# NEW PICS(front lip,rear lip, se-l wheels)



## NismoB14 (Nov 1, 2002)

got some pics of my new shit. ALL feedback is accepted and would be really good to hear. late


----------



## Equivocal (Sep 6, 2002)

last pic doesnt work. Looks good tho. Matches up well with the se r skirts. wanna see the rear lip


----------



## LIUSPEED (May 29, 2002)

look absolutely gorgeous !

i so envy u now. 

lol


----------



## FletchSpecV (Nov 26, 2002)

I really like your body kit. Wish my b15 looked that good, . Later,
Fletch


----------



## OmegaManEX (Oct 4, 2002)

nice car ! good work !:thumbup: 

thats exaxtly what i wanna do to my car (almost )
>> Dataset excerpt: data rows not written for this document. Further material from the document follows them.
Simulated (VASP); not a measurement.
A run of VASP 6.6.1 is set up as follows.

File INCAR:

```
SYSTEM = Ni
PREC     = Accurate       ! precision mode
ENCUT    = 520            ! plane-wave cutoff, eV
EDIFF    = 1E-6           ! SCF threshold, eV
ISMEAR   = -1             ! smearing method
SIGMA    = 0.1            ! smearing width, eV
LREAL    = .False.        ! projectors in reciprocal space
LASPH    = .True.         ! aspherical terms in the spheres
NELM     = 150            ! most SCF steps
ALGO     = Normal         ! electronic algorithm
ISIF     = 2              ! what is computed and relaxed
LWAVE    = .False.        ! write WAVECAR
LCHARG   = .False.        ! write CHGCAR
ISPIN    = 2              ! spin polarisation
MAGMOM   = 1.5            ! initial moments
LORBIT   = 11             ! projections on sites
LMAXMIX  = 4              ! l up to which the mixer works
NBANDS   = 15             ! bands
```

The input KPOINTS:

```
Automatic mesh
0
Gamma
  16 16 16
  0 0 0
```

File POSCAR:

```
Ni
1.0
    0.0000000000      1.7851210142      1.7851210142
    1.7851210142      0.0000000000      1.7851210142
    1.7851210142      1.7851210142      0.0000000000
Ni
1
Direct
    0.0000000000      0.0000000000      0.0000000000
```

... and im almost there too ...


----------



## Katana200sx (May 13, 2002)

car looks sweet..we all know the cloud white b14's are the best hehe


----------



## OmegaManEX (Oct 4, 2002)

Katana200sx said:


> *..we all know the cloud white b14's are the best hehe *


^^you know it ! , .. but im still happy with my green


----------



## my420sx (May 12, 2002)

I know it's just a front lip but it greatly improves the way the car looks. I love that $tillen front lip, I just wish they made some for the 98 b14, I'd get one in a heart beat.


----------



## Guest (Jun 23, 2003)

thats really nice......


----------



## Guest (Jun 23, 2003)

That kit is sweet man


----------



## McLaren F1 2003 (Jan 2, 2003)

OmegaManEX said:


> *^^you know it ! , .. but im still happy with my green
> 
> *


damn skippy


----------



## whiteb14 (Jul 7, 2002)

thats rite! white b14's rule love ur ride bro, the SE-L rims look amazing. how much did the stillen lip cost u? i like how u painted ur grille, i was thinkin about doin mine the same way.


----------



## 1CLNB14 (Apr 30, 2002)

Saw it in person on Saturday


Looking good


----------



## 7875 (Apr 3, 2003)

<-- very jealous (translation: great job!)


----------



## MP2050 (May 1, 2002)

WHITE only gets stronger and stronger.....


----------



## NismoB14 (Nov 1, 2002)

yeah,i got the se-l wheels with brand new tires for 200 bucks. the guy didnt know what he was dealin with. as for the grill. i have a 98 sentra grille painted cloud white with gunmetal mesh in the middle, the paint just didnt gloss up like i wanted it to. its for sale if anyone is interested. 40 bucks shipped. thanks for all the compliments.i will have pics of the rear soon


----------



## rios (Jun 10, 2002)

where are thos lips from?


----------



## NismoB14 (Nov 1, 2002)

stillen


----------



## crazy4myb14 (Jan 20, 2003)

damn makes me wanna sell the r33 front bumper! nice ride man! keep it clean

Ben


----------



## whiteb14 (Jul 7, 2002)

NismoB14 said:


> *yeah,i got the se-l wheels with brand new tires for 200 bucks. the guy didnt know what he was dealin with. *



thats the best way to buy things... find a clueless person


----------



## Gimp (Jun 9, 2002)

WHOA!!! WHITE?!!??! what am I then....the Black sheep of the group......oh I guess so.  Where the heck are all of the black b14's at.


----------



## JayL1967 (Apr 30, 2002)

crazy4myb14 said:


> *damn makes me wanna sell the r33 front bumper! nice ride man! keep it clean
> 
> Ben *


 I'll pick it up....


----------



## rkeith (Jan 12, 2003)

nice car man, looks really good....


----------



## StreEtdraggR (Jul 4, 2003)

Nice B14 man keep up the good work


----------